The Hypertext Transfer Protocol (HTTP) is an application-level protocol for distributed, collaborative, hypermedia information systems. HTTP has been in use by the World-Wide Web global information initiative since 1990. The first version of HTTP, referred to as HTTP/0.9, was a simple protocol for raw data transfer across the Internet. HTTP/1.0, as defined by RFC 1945 [6], improved the protocol by allowing messages to be in the format of MIME-like messages, containing metainformation about the data transferred and modifiers on the request/response semantics. However, HTTP/1.0 does not sufficiently take into consideration the effects of hierarchical proxies, caching, the need for persistent connections, and virtual hosts. In addition, the proliferation of incompletely-implemented applications calling themselves "HTTP/1.0" has necessitated a protocol version change in order for two communicating applications to determine each other's true capabilities.

This specification defines the protocol referred to as "HTTP/1.1". This protocol includes more stringent requirements than HTTP/1.0 in order to ensure reliable implementation of its features.

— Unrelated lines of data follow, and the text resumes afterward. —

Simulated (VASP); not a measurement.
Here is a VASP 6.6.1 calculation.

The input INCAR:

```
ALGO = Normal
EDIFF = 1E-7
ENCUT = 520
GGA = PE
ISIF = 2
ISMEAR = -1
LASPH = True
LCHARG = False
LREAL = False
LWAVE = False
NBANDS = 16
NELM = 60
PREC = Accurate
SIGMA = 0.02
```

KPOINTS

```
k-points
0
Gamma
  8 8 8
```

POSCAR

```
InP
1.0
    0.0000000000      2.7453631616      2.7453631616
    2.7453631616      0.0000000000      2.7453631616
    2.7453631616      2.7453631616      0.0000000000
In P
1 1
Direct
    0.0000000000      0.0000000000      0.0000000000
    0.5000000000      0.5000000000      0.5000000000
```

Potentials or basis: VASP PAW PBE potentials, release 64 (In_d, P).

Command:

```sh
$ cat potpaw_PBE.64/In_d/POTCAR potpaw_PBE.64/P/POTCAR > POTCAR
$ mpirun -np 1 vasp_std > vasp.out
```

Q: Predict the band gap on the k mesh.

Practical information systems require more functionality than simple retrieval, including search, front-end update, and annotation. HTTP allows an open-ended set of methods that indicate the purpose of a request. It builds on the discipline of reference provided by the Uniform Resource Identifier (URI) [3][20], as a location (URL) [4] or name (URN) , for indicating the resource to which a method is to be applied. Messages are passed in a format similar to that used by Internet mail as defined by the Multipurpose Internet Mail Extensions (MIME).

HTTP is also used as a generic protocol for communication between user agents and proxies/gateways to other Internet systems, including those supported by the SMTP [16], NNTP [13], FTP [18], Gopher [2], and WAIS [10] protocols. In this way, HTTP allows basic hypermedia access to resources available from diverse applications.